Before the BSD Kernel Starts: Part Two ARMv8
Note: This article was written in 2020 as a companion to Part One (AMD64) but was never published. The technical content reflects the state of NetBSD and the RK3399 platform at that time. Published here now without major changes.
Introduction
In Part One we covered legacy initialization of an AMD64-based system. This time we look at ARM processors.
ARM architecture is well known from smaller devices — embedded systems, IoT, smartphones — but ARMv8 already powers modern servers and laptops. The architecture has many revisions with backward compatibility considerations. To keep things focused, we will concentrate on ARMv8 (64-bit), which can also execute the 32-bit instruction set in compatibility mode. We will run 64-bit NetBSD throughout.

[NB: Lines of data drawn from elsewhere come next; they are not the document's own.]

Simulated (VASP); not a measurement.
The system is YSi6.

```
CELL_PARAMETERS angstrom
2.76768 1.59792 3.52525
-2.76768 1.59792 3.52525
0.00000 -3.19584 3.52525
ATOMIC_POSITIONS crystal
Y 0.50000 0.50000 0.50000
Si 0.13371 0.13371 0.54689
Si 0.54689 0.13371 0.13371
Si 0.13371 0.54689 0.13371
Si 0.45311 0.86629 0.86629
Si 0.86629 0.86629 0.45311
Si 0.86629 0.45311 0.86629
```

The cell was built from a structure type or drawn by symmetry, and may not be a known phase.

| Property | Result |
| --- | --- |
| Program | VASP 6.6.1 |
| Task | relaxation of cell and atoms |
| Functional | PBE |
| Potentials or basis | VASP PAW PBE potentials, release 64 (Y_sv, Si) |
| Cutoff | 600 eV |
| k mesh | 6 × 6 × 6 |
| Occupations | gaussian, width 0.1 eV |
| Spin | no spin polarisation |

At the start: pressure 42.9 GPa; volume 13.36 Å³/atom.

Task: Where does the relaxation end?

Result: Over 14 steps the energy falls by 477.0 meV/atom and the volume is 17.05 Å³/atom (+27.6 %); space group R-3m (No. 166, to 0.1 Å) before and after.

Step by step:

There are two main ways manufacturers obtain ARM processors: via RTL design (ARM sells the core design directly) or as an IP license (the company buys the specification). This business model makes the architecture highly flexible and implementation-specific, which also makes learning it harder — there are many chip-specific details that the architecture itself leaves undefined.
For this article we look at generic, high-level ARMv8 details first, then go deeper using a specific hardware platform. I originally considered Raspberry Pi 3 or 4, but the Broadcom GPU plays an essential and poorly-documented role in its boot process — after reset it is the GPU that starts first and later releases the ARM cores. The lack of public documentation makes it a poor teaching example.
Instead I use the RK3399Pro from Rockchip, the chip behind PINE64 devices such as the ROCKPro64 single-board computer and the Pinebook Pro laptop. It has fully open-sourced documentation and real-world relevance.
This article intentionally avoids the Secure Boot process and UEFI internals — those will get their own dedicated part.
The Bigger Picture
Exception Levels
ARMv8 introduces four privilege levels called Exception Levels (EL), numbered 0 to 3. Every implementation must support EL0 and EL1; EL2 and EL3 are optional.
The name “exception level” can be confusing — “privilege level” is the clearer term, and was used in earlier ARM specifications. The best way to understand them is by what runs at each level:
- EL0 — unprivileged user-space applications. No direct access to system registers, page tables, or hardware devices.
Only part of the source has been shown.